Can you tell us about your new album?

Stockholm Jazz Orchestra functions more like a jazz collective than a big band. I am surrounded by accomplished soloists, composers, and bandleaders, each with a career extending far beyond Sweden’s borders. With this album, Horizon, I delve even deeper into my vision of creating freedom for the band’s members, much like a piano trio or quartet, but all within the framework that personifies a big band.

One of the most remarkable comments I received following a concert with the Stockholm Jazz Orchestra during our South Africa tour in 2017 was from a young female music student. She was genuinely fascinated by how we, as a big band, could perform the music as if it were a quartet. In retrospect, I now realize that all the music I compose for larger ensembles aims to provide a sense of personal involvement for everyone and allows space for each individual’s unique personality.
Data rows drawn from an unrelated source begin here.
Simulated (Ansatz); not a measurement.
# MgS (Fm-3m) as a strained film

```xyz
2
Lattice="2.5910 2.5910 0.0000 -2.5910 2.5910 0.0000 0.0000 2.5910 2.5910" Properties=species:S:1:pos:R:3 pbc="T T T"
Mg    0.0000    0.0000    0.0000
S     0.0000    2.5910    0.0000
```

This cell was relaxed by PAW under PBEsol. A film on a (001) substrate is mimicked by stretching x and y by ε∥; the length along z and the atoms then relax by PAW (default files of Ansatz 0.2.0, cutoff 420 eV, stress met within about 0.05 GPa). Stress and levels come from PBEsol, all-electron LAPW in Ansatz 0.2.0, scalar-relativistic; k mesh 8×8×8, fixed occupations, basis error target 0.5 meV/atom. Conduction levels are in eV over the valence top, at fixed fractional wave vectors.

Horizon contains 9 tracks, where all the songs or arrangements are dedicated and specially written for a soloist and a member of our band. It’s a significant challenge but also a privilege to write for some of the members I’ve not only toured with for almost 20 years but also consider close friends. I aim to create a musical framework where the soloist feels completely liberated while also allowing myself to communicate and challenge through the large ensemble.

What other projects are you currently involved in?

Already next week, I’m flying over to London to spend three days in the studio with the renowned singer and artist Claire Martin. I’ve had the privilege of working side by side with her as a pianist for several years around the world. A new album is in the works, set to be released in the fall of 2024 on Stunt Records, featuring guests like Joe Locke, vibraphone and an all-Swedish piano trio (Daniel Fredriksson – drums and Niklas Fernqvist – bass).

I also look forward to bringing out the double bass and commencing on a more extended tour this spring with pianist Joey Calderazzo in Northern Europe. A musician I’ve known and collaborated with for more than ten years, yet I’m fascinated every time by his inexhaustible well of ideas. But the current priority, of course, is to take my big band music out into the world. The financial reality catches up when dealing with 16 people on tour, but my overarching goal is for us to make our way to the UK and Germany during the fall of ’24.

What are you currently listening to and what was the last CD or download you bought?

The latest album I bought was probably Nduduzo Makhathini – In the spirit of Ntu, a close friend of mine who is an exceptional pianist and composer from South Africa.

Emma Rawicz – Chroma, Emma, an incredible saxophonist and progressive composer, whom I’ve had the opportunity to witness live throughout the year.

Even though I come from “the land of Spotify” (Sweden), I still prefer physical copies. I miss the old record stores, of course, but I spend a lot of time on the Bandcamp platform where it’s easy to discover new, more niche music. When, like me, one travels extensively, I always seize the opportunity to discover and be inspired by new music on the local scene.

What is your all-time favourite album and why?

“What is jazz?” – the question that we’ve been attempting to answer since the inception of jazz, with very mixed results. Instead of attempting a contrived and lengthy response, I usually fetch a copy of Miles Davis – Kind of Blue, saying, “I don’t know, but for me, this is the sound of Jazz music.

Even though it’s among my early records, I still find myself astonished and overwhelmed by the music created on this day, March 2, 1959, at Columbia Studios NYC. It continues to inspire me for new music, which probably emerges now and then in much of my productions. I also had the great privilege of playing and working with the master drummer Jimmy Cobb, who is the drummer on the legendary album, adding an extra dimension for me personally.

Who has caught you attention recently that we should be listening out for?

When I’m in my hometown, Stockholm, I occasionally work as a teacher at the Royal Conservatory, where I get the chance to meet young jazz musicians at the beginning of their careers. For all of you who believe that jazz is facing its demise, I can announce that it’s quite the opposite. Wherever you go in the city, there’s a jam or concert featuring young musicians playing at an incredibly high level, and with a passion that will keep the music alive for a long time to come.